Swiss Meringue Buttercream

Makes: Enough for any 9-inch layer cake or 2 dozen cupcakes

Time: 30 minutes

With its meringue base, this is even more velvety-smooth than the preceding American-style buttercreams but much lighter and less sweet. It’s so satiny it almost melts in your mouth, making a refined topping for any cake.

The key to achieving a good texture here is to be sure that all your ingredients are at room temperature; otherwise the buttercream might split. For more flavoring ideas, try the variations for Not-Too-Sweet Vanilla Buttercream and Chocolate Buttercream.

1. Combine the sugar, egg whites, and salt in the top of a double boiler or in a metal or glass bowl that fits at least halfway into a saucepan (see illustration). Fill the bottom of the double boiler or the saucepan with water—not so much that it comes into contact with the bottom of the bowl—and bring to a simmer, whisking constantly, until the sugar is dissolved.

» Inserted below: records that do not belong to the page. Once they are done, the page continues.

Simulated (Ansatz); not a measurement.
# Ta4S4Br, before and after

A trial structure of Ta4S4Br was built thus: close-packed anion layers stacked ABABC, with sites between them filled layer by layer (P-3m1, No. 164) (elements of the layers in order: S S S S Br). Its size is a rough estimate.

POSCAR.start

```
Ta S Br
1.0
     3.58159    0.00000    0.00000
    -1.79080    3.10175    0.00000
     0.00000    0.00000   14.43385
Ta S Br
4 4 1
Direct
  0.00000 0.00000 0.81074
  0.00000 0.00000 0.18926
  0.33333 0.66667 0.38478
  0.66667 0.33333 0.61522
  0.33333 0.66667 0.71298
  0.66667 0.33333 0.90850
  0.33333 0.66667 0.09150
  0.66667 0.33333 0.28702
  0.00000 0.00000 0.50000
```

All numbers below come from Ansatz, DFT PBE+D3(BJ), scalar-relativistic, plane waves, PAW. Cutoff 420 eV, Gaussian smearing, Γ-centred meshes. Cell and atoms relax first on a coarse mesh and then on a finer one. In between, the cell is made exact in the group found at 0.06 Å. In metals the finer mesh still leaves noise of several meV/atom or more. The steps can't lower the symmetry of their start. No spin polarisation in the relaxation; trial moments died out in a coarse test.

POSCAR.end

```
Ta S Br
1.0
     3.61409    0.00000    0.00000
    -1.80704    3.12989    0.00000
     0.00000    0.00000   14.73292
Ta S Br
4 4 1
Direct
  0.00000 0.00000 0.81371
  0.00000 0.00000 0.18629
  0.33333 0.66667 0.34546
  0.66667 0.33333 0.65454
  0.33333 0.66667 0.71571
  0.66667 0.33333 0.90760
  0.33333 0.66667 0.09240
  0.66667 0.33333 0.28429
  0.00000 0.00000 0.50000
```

2. Transfer the mixture to the bowl of a stand mixer fitted with the whisk attachment, or use an electric mixer, and beat on high until the mixture is stiff and glossy (it should just about double in size) and completely cooled. Reduce the speed to medium and add the bits of butter to the meringue a few at a time, waiting until each addition is fully incorporated before adding more. If the buttercream looks curdled or deflated, don’t panic—turn the speed up to high and wait until the butter is completely incorporated before adding more; it will smooth out. Add the vanilla and mix until combined. You can refrigerate the frosting in an airtight container for up to 1 week or freeze it for up to 2 months (thaw it in the fridge) or refrigerate a frosted cake for up to 3 days. No matter what, be sure the frosting has time to soften at room temperature before you eat it.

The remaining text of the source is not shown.